Common pitfalls and what the error looks like
Third-party repositories fail for three main reasons: broken URLs, expired GPG keys, or mismatched architecture variables. DNF refuses to proceed when any of these conditions trigger.
The most common failure is a missing or revoked GPG key. DNF prints a hard error and aborts the transaction.
Error: GPG check FAILED
Failing package is: package-name-1.0-1.fc40.x86_64
From repository: myproject
GPG Keys are configured as: file:///etc/pki/rpm-gpg/RPM-GPG-KEY-myproject
The error means DNF cannot verify the package signature. Do not disable GPG checks to bypass it. Import the correct key or remove the repository. Disabling signature verification exposes your system to tampered packages.
Another frequent issue is a repodata/repomd.xml 404 error. This happens when the baseurl points to a directory that does not contain DNF metadata.
Failed to download metadata for repo 'myproject': Cannot download repomd.xml: Cannot download repodata/repomd.xml: All mirrors were tried
The repository maintainer likely changed the directory structure or forgot to run the metadata generation script. Check the project's documentation for the correct URL. Replace baseurl with metalink or mirrorlist if the project provides them.
Variable substitution failures also break repositories. If you hardcode $releasever to a specific number and upgrade Fedora, DNF will look for a path that no longer exists. Always use $releasever and $basearch unless the project explicitly requires static paths.
SELinux denials occasionally block DNF from reading new repository files. Check the audit logs if DNF claims a repository is missing but the file exists.
sudo ausearch -m avc -ts recent | grep yum
# searches the audit log for SELinux denials related to DNF
# shows the exact file and permission that was blocked
# helps you restore context with restorecon if needed
Read the actual error before guessing. DNF tells you exactly which file failed and why.
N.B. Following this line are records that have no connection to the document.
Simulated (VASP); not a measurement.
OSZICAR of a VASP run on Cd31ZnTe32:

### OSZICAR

When to use this vs alternatives
Use RPM Fusion when you need proprietary codecs, graphics drivers, or widely adopted third-party software that follows Fedora's release cycle. Use COPR when you want bleeding-edge versions of open-source tools that are not yet in the main repositories. Use a manual .repo file when a vendor provides a static package feed without an RPM installer. Stick to Fedora's default repositories when you only need standard system utilities, programming languages, or server daemons. Trust the package manager. Manual file edits drift, snapshots stay.